Tuesday, November 10, 2009


Greenspan Says Stock Market Rally ‘Re-liquifying’ U.S. Economy

By Sonja Franklin

Nov. 9 (Bloomberg) -- Former Federal Reserve Chairman Alan Greenspan said a rebound in stocks is “re-liquifying” the U.S. economy and housing prices are showing early indications of ending their decline.

“We have been very fortunate that the stock markets moved back” and are “re-liquifying the whole process,” Greenspan said at an event in Edmonton, Alberta, presented by Abu Dhabi National Energy Co., the state-controlled energy producer known as Taqa.

The Standard & Poor’s 500 Index advanced 2.2 percent to 1,093.08, a sixth straight day of gains, and is up 62 percent from its low for the year on March 9. The Dow Jones Industrial Average added 203.52 points, or 2 percent, to 10,226.94, the highest close in 13 months.

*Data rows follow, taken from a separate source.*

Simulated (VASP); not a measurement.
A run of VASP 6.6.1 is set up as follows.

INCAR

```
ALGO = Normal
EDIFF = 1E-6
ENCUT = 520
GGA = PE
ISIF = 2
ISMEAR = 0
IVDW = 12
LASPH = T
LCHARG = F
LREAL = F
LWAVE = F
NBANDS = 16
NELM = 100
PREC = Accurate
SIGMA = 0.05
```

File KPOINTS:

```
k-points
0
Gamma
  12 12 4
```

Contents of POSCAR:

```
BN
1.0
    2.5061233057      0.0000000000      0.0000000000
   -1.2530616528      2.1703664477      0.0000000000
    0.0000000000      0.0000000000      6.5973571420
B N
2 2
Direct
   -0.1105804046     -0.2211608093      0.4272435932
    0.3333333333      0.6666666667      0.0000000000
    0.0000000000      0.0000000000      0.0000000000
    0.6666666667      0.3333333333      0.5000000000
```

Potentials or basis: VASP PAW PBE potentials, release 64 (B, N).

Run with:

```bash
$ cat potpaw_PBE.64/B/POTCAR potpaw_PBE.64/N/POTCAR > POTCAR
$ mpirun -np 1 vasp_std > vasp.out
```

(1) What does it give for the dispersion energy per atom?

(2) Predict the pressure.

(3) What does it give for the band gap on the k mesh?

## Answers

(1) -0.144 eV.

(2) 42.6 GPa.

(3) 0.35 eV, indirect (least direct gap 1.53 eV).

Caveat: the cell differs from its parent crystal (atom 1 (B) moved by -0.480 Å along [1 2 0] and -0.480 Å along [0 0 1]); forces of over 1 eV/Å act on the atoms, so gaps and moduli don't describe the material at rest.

The world’s largest economy is feeling the “maximum impact” now from the federal government’s $787 billion in fiscal stimulus, Greenspan said. He said a rebound in house prices might help avert another wave of foreclosures.

“It may be too soon, but all the relevant price indexes are turning,” Greenspan, 83, said. “Now whether or not that is temporary is very difficult to tell, because we have never been through anything like this.”

A gauge of home prices in 20 U.S. cities rose in August for a third consecutive month. The S&P/Case-Shiller home-price index climbed 1 percent from the prior month, seasonally adjusted, after a 1.2 percent increase in July, the group said Oct. 27.

Greenspan was appointed Fed chairman in 1987 by then- President Ronald Reagan and served until January 2006. He was succeeded by Ben S. Bernanke.

U.S. Growth

In the third quarter, gross domestic product expanded at a 3.5 percent annual rate after a yearlong contraction, Commerce Department figures showed Oct. 29. Household purchases increased 3.4 percent, the most in two years.

Greenspan said inventories are being drawn down as the economy recovers. Manufacturers will need to rev up production lines to prevent stockpiles from being depleted, he said.

“An ever-increasing part of your consumption must be met by industrial production,” rather than from inventories, he said, adding that this phase may extend into the second quarter of 2010. After that, the economic outlook “is going to depend to a very significant extent on what stock prices do.”

Through stocks comes a “wealth effect” from realized capital gains, he said.

Job Losses

U.S. payrolls fell last month more than the median forecast of economists surveyed by Bloomberg News, and the unemployment rate jumped to a 26-year high of 10.2 percent, according to a government report last week. The figures bolstered expectations the Fed is more likely to maintain its pledge to keep interest rates near zero.

The economy has lost 7.3 million jobs since the recession began in December 2007, the biggest drop since the Great Depression.

U.K. Chancellor of the Exchequer Alistair Darling, hosting a meeting of finance ministers from Group of 20 nations, said on Nov. 7 his colleagues decided to keep interest rates low and maintain record budget deficits until economic recoveries take hold.

Greenspan said the U.S. needs to address the country’s budget deficit.

“Our capacity to sell U.S. Treasury issues was never in doubt because we had a very significant cushion between federal debt on the one hand and the capacity to borrow on the other.”

With budget shortfalls projected, “that cushion is narrowing,” he said. “We are in a position where we have got to reign in” the national debt.